While Flynn was kept relatively quiet, there were plenty others who had the run of Jones Rd. With Stephen Cluxton producing his usual masterclass from his kicking tee, he picked out team-mates at will and Donegal were totally wiped out around the middle. That was also the case with the restarts from the other end of the field and it led to Dublin dominating possession.

If a team can't win their own kick-outs then the opposition is dictating proceedings and controlling the terms of engagement. Often when netminder Mark Anthony McGinley looked out the field, everyone was marked; on the occasions when they were free he was much too slow in his delivery.

If there was some sort of grand plan to hide dead-ball strategies from a championship rival then it worked perfectly – Donegal looked a shambles when trying to kick the ball out.

So that raises another question - is the poor league / big championship combo the right way to go about things? It is certainly a risky ploy in switching from being not bothered to bothered in the space of a couple of months.
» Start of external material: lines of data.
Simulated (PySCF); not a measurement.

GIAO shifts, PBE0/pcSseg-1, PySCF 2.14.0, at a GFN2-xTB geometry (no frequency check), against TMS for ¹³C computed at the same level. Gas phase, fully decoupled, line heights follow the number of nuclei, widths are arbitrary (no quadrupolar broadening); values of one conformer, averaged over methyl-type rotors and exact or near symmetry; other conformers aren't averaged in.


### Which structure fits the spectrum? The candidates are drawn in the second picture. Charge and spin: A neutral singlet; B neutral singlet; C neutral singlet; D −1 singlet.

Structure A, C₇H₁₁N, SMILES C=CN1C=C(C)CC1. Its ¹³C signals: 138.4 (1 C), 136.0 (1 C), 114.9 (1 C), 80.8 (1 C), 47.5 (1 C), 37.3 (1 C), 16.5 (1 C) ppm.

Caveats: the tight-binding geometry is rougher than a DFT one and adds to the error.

Kerry and Dublin contested last year’s All-Ireland final and will now lock horns in the league final. They've shown that it is possible to compete in all competitions without having a detrimental effect on their chances in another. Many would feel that every team should go out to try to win every game no matter what is at stake. Perhaps so but we certainly do things differently in Donegal. That’s why the county won an All-Ireland in 2012, that’s why the team has been dining at the top table of Gaelic football in the intervening period.

Rory is no mug. He has a plan and it is strictly geared towards June 12th. The next time we see the lads take to the field, phase one of that plan will be unveiled. Until then nothing matters. 

The next time the team runs out to a crescendo of noise and a green and gold wall of colour in the stands, things will be different. That is in the master plan, league semi-finals in April are not.

Monday, April 4, 2016

Donegal Into Last Four Despite Fourth Defeat

The packed stand at St Mary’s Park roared their approval at the final whistle yesterday as their Monaghan team managed to cling onto their Division One status. Donegal on the other hand weren’t sure how to react - a fourth successive defeat but such was the fantastic form shown in the early weeks of the competition, their score difference comfortably saw them into the semi finals.

Those who travelled to Castleblayney were treated to a rip-roaring battle played in a beautiful setting; the massive field crouched below the main stand gives spectators a great view of the action. Monaghan have honed their game plan specifically to the tighter environs of Clones over the past few years - that is partly to blame for their failure to win big games once they reach Croker – and despite the logistical reason provided for the switch in venue a few weeks ago, perhaps they didn’t want to give Donegal any unnecessary practice at St Tiernach’s Park in case it might stage a potential Ulster Semi-Final in the offing in June.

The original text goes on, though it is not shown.